Searching and Sorting

Prof. Dr. Mirco Schoenfeld

Recap

Last session was about data types and data structures.

Recap

Some data types…:

Tantau (2016)

Recap

…and some data structures:

Operation Arrays Lists Sets
Add item to beginning or end
Access first or last item
Access item by index
Store only unique values
Efficient test for membership

Today

Why should we care?

Motivation

Clever organization of your data will help you find things faster.

The search problem

What do we actually want to find?

Given an array containing some values,
we could search for a specific value.

The search problem

Given an array containing some values, we could search

  • a single value
  • all values
  • a single value with a certain characteristic
  • all values value with a certain characteristic

I/O

About the inputs and outputs:

We search for Inputs Outputs
a single value array + single value one array-position
all values array + single value all array-positions
a single value with a characteristic array + characteristic one array-position
all values with a characteristic array + characteristic all array-posistions

Approaches to searching

In general, there are two approaches to searching:

Linear Search

  • most basic approach
  • simply iterate over input
  • sequentially check each element
  • rarely practical

Binary Search

  • can be much faster than linear search
  • iteratively eliminates half ot the input
  • input list needs to be sorted
  • works only with random-access input

Linear Search: Implementation

Linear Search in pseudo code:

procedure linear_search (list, value)
  set i to 0
  set n to length of list
  while i < n
  do
    if (list at i) = value, terminate and return i
    increment i by 1
  done
  terminate unsuccessfully
end procedure

Linear Search: Runtime Complexity

Consider this example:

How many comparisons are needed to find

  • 27: 5
  • 4: 1
  • 8: 9

Linear Search: Runtime Complexity

How many comparisons are needed

…in the best case? \(O(1)\)
…in the worst case? \(O(n)\)
…on average? \(O(n)\)

Linear Search: Runtime Complexity

Regarding \(O(n)\) in the average case:

If each element occurs in the list once,
and each element is equally likely to be searched,
then the expected number of comparisons is

\[ \frac{ n+1 }{ 2 } \]

The O-class of that is \(O(n)\)

Linear Search: Summary

Summarizing linear search:

  • simple to implement
  • no requirements on input
  • only practical for small lists

Before Moving on: A Quick Survey

Towards binary search

Ancient storage of knowledge, usually kept on shelves

Towards binary search

Space complexity highly inefficient

Towards binary search

Some examples had a special organization of knowledge:

https://commons.wikimedia.org/wiki/File:Geographical_Webster%27s_Home_a._Office_Dictionary._ca_1900_(132840235).jpg

Towards binary search

Using linear search in dictionaries, would be highly inefficient.

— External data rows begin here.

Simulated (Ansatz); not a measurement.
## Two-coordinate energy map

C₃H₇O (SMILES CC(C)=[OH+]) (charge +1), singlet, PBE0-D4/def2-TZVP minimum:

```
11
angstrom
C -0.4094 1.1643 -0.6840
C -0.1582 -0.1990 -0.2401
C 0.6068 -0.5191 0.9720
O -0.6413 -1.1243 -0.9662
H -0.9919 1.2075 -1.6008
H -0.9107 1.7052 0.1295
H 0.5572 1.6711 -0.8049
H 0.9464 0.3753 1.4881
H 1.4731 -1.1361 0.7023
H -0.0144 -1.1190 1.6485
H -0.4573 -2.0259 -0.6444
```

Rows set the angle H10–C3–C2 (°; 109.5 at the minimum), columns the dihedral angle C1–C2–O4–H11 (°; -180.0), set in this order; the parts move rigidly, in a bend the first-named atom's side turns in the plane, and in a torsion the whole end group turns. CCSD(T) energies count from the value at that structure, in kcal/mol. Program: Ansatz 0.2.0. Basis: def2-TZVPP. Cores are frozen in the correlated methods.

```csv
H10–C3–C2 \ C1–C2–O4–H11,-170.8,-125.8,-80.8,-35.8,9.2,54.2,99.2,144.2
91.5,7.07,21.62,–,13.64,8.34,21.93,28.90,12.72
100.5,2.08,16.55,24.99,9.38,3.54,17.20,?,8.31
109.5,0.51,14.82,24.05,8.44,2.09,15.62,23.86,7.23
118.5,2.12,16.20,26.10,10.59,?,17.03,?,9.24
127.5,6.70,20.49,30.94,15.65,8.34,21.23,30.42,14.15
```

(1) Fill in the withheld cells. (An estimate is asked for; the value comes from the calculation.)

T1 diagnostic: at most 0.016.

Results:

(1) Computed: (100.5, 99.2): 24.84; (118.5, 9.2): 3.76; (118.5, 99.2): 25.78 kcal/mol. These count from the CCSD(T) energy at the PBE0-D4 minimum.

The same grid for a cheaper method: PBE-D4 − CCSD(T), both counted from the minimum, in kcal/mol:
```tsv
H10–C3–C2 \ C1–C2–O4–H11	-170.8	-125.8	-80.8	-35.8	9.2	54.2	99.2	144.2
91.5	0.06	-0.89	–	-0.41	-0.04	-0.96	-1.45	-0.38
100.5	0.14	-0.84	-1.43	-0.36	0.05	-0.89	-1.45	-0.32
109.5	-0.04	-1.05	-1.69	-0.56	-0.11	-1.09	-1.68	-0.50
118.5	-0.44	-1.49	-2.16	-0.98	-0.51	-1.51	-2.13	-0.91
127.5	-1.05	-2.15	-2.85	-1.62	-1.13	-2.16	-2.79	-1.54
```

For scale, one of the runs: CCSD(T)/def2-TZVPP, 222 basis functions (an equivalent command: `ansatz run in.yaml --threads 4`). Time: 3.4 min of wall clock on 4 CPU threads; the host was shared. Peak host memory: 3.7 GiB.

What could be a better approach?

Binary search: Example

Search “8”!

7<8
13>8

This took 3 comparisons, instead of 6 with linear search.

Binary Search: Implementation

procedure binary_search(list, value)
  set lower_bound to 0
  set upper_bound to (length of list) - 1
  while (lower_bound != upper_bound)
  do
    // Obtain mid-point of interval
    set mid_point to (lower_bound + upper_bound) / 2
    if (list at mid_point) < value
    then
      // value is expected to be in the upper half
      update lower_bound to mid_point + 1
    else
      // value must be in lower half
      update upper_bound = mid_point;
    end if
  done
  return lower_bound;
end procedure

Binary Search: Runtime Complexity

Using a binary search, how many comparisons are required…

…in the best case? \(O(1)\)
…in the worst case? \(O( \log n)\)
…on average? \(O( \log n)\)

Explanation for \(O( \log n)\) will follow when we talk about trees.

Binary Search: Requirements

Binary search is quite fast,
however, it has two big requirements:

  1. random-access data structure
    Binary search works with arrays but not with lists
  2. input data needs to be sorted
    Sorting is costly; it is only worth it if from more than approx. \(\log_2(n)\) search operations

Binary Search: approximate matching

Binary search also supports approximate matches!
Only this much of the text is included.